Can anyone show me how congestion control is implemented over MPLS network .

Is there any important different to TCP congestion control in traditional IP network

I'm looking for a ns2 forum (network simulator).Anyone know about it please give me a link

Thanks in advance!!!

3 Replies 3

pkhatri
Level 11
Level 11

Hi,

At the edge of an MPLS network, IP headers are still visible and so, you can perform congestion avoidance mechanisms such as RED.

Within the core of MPLS networks, P routers will typically only look at the MPLS headers. Therefore, you cannot use TCP congestion avoidance mechanisms within the core. The P routers, do however, manage congestion based on EXP values within the MPLS header. RED is typically not all that useful within the core anyway since you are likely to have high-speed core links that do not congest all that much anyway.

Hope that helps - pls do rate the post if it does.

Paresh

mounir.mohamed
Level 7
Level 7

Hello,

first to make sure we are talking about the same:

1) congestion management (queueing) in MPLS networks offers the same mechanisms as in IP networks.

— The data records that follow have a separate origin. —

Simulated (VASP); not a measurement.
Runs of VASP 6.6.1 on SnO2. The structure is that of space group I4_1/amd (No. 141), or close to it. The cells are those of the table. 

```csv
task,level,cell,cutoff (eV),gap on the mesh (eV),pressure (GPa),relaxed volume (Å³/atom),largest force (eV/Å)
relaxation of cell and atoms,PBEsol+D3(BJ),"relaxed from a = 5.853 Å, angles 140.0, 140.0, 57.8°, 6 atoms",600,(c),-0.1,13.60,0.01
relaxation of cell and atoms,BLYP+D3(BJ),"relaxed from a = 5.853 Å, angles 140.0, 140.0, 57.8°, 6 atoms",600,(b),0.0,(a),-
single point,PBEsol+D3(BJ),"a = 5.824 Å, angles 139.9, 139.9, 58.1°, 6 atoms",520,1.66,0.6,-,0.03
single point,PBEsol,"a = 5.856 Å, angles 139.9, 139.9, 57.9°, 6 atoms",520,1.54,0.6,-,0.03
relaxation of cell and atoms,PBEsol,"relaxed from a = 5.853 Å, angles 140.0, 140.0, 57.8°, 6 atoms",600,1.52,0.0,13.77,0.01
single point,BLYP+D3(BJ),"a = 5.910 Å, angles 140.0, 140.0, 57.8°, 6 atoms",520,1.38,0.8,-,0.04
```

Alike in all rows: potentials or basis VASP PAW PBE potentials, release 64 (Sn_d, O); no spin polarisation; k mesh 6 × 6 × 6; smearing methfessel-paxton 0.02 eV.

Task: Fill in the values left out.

2) congestion avoidance (WRED) is slightly different. This has to do with TCP, and I assume you called it congestion control.

Well, there are two "flavours" of WRED. The first one simply randomly drops packets to rely on the reduction of TCP window size to avoid congestion. This will obviously also work in MPLS networks. The main problem you are facing though is classification into TCP/non-TCP traffic. There is no point to use WRED on UDP. An MPLS LSR however does not "know" what he is transporting. So you might use WRED on the wrong traffic resulting in worse network behaviour.

The second option in WRED is to set the ECN bit in the TOS byte. There is a newer RFC (3468?) suggesting this instead of dropping the packet right away. This can not be done by a MPLS LSR, because it will not look at the IP header for forwarding decision.

Hm. on a second thought it could be done theoretically. Though not doing forwarding based on IP header info, CEF could still set ECN.

Anyhow, WRED can be configured and packets can be dropped randomly to avoid congestion. ECN is not supported though (and not widely used anyhow) right now to my knowledge.

Hope this helps! Please rate all posts.